Consensus Growing that TCPA Does Not Mandate Strict Liability

Two recent decisions clear up the issue of when an advertiser can be held legally responsible under the Telephone Consumer Protection Act (TCPA) for the illegal acts of its representatives. Strict liability for "robocalls" is inapplicable when a third party places the "robocall" or sends a text message for an advertiser client. Instead, these two decisions hold that the traditional standard of vicarious liability applies, and under such a standard, the advertiser must demonstrate the entities sending the call or text in question were acting as an agent of the advertiser (not an independent contractor), that the advertiser controlled the precise manner and means by which the sender conducted the advertising campaign. (Showing that the advertiser and sender are alter egos could be another way to prove liability, but alter ego liability is not the focus of this article).

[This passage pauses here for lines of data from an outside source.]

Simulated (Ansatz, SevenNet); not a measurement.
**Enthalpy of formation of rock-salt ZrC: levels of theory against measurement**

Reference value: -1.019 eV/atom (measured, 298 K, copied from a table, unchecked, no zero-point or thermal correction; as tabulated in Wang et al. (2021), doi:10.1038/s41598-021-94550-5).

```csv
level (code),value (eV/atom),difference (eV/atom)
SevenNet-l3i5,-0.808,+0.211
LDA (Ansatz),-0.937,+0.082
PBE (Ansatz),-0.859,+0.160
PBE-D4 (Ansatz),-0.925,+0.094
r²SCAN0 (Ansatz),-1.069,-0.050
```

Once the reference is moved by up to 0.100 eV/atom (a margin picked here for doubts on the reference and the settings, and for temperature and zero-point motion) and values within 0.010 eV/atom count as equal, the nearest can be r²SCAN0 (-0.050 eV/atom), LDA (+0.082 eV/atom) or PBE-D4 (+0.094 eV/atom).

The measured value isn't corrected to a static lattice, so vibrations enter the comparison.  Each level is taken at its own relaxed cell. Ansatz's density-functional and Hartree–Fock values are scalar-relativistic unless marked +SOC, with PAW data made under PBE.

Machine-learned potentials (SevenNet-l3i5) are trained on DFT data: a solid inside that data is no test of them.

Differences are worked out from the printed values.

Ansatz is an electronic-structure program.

In a September ruling from the Northern District of West Virginia, Mey v. Pinnacle Security, LLC, the advertiser's summary judgment motion was granted, which means that the plaintiff could not hold the advertiser liable for calls touting the advertiser's services, but which were made by a "lead generator." Diane Mey received a "robocall" to her cell phone advertising a Pinnacle home security system. Since Ms. Mey did not previously consent to the call, it was illegal under the TCPA. However, the call was made by one of four lead generators hired by Pinnacle. The court agreed with Pinnacle that the particular TCPA provision Ms. Mey sued under could not be used against Pinnacle just because the call was placed "on behalf of" Pinnacle. The TCPA does not hold advertisers strictly liable for illegal calls placed by independent contractors. Pinnacle could be held vicariously responsible for the calls of its lead generators, but only if certain conditions existed. The Court wrote, "in order to prove vicarious liability... more of a connection to the caller must be shown. In order to prevail under this theory, Mey must show that the actual caller 'acted as an agent' of Pinnacle, 'that [Pinnacle] controlled or had the right to control them and, more specifically, the manner and means of the [solicitation] campaign they conducted.'"

Under the facts Mey presented, the Court ruled in Pinnacle's favor: "Mey has failed to create an issue of material fact with regard to Pinnacle's ability to control the manner and means of the calls made on its behalf. Pinnacle has presented evidence, by way of an affidavit, that calls that it makes directly are only placed by live agents. However, it admits that it purchases leads from outside vendors, and that at the time of the Call, it utilized four 'outside companies' to provide sales leads. ... Evidence provided by Pinnacle also makes clear that Pinnacle has little to no control over the means or manner by which these companies generate sales leads for Pinnacle."

The West Virginia ruling closely echoed a June decision from the Central District of California, Thomas v. Taco Bell Corp. In that case, the plaintiff filed a class action after receiving a text message advertising Taco Bell which she said was unsolicited. (The TCPA treats text messages the same as "robocalls"). However, the text message was sent not by Taco Bell, but by a non-profit corporation with the unwieldy name of Chicago Taco Bell Restaurant Owners Advertising Association. Based on their names, there is obviously some relationship between Taco Bell and the texter, but the court said a relationship alone is not enough to hold Taco Bell responsible for the TCPA violations. "Simply stated, Ms. Thomas has not shown that Taco Bell controlled the manner and means by which the text message was created and distributed." The court granted summary judgment in Taco Bell's favor.

CONCLUSION: Soliciting customers through auto-dialed "robocalls" or text messages continues to be a risky practice, but the recent California and West Virginia decisions bring TCPA liability in line with traditional legal standards that a defendant is only responsible for actions that it could have or should have controlled and cannot be blamed for the acts of others if the others were acting independently.